The vodka and jam products are made through Skybury's excess fruit, meaning produce that is too small or too ripe to be shipped from the farm. Ms MacLaughlin says it is about creating value for a product that might not make it into an existing market.
Another project that Skybury is working on is cosmetic products, from the seed of the papaya.
"You can actually dry it and get an oil out of it," Ms MacLaughlin said. "That oil has amazing fatty acid components and is highly valued in the beauty industry. So, it goes towards a range of oils and serums."
The Skybury plantation is based near Mareeba, north of Cairns in Far North Queensland, it also grows coffee and has a retail store and cafe on-site, with farm visits. It was the first commercial plantation to introduce the larger red varieties to the Australian market. Another way Ms MacLaughlin says the company is aiming to attract consumers is through looking into new varieties through research and development, which she notes will always remain a core part of the business.

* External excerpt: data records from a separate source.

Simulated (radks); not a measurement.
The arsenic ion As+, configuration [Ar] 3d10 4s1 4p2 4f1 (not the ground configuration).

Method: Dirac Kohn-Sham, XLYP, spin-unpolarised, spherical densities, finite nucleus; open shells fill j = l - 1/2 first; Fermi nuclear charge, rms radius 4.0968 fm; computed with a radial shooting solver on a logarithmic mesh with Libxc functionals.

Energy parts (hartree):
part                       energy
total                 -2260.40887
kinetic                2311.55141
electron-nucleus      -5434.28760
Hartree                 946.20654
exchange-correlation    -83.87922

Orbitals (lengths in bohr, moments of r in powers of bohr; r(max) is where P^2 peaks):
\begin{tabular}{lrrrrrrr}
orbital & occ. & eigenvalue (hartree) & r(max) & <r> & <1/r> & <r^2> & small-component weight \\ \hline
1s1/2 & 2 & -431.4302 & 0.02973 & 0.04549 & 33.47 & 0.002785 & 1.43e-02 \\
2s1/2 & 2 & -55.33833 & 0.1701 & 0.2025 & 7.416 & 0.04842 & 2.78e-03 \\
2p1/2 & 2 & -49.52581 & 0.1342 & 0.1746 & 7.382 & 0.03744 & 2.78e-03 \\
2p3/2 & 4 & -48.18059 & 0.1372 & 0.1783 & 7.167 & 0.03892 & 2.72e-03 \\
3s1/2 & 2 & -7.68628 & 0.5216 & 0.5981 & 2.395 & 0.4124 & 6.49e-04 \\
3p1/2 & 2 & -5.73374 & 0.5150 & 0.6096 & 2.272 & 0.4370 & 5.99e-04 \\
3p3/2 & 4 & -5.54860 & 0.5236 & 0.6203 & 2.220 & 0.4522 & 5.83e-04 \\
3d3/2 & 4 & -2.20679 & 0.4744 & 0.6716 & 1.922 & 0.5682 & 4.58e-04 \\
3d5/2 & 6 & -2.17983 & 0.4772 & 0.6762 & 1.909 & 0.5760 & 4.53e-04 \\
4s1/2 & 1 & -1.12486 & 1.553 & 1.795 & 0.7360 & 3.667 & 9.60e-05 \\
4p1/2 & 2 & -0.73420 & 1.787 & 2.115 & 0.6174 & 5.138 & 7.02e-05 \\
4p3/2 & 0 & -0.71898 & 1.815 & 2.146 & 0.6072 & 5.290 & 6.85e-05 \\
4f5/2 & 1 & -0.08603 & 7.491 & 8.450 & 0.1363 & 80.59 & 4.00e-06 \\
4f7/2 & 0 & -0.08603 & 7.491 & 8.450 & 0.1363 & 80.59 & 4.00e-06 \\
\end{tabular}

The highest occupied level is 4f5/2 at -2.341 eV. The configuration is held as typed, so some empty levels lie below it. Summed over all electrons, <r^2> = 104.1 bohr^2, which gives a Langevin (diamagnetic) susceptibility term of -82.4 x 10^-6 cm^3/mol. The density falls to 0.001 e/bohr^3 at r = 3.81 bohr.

"We are always after something that is sweet and has a bit of shelf life," she said. "For us, it is all about the consumer and how we can improve their eating experience. So, we ask can we improve our Brix, because that is what I think really makes our product stand out; it is always sweet, but can we take that to another level. Then we are also looking at improvements that we can make on-farm as well, in terms of improving the longevity of the plant or decreasing the mortality rate. When you are farming, you are always looking for improvements on-farm to make us more sustainable and improve the eating experience of the fruit for consumers."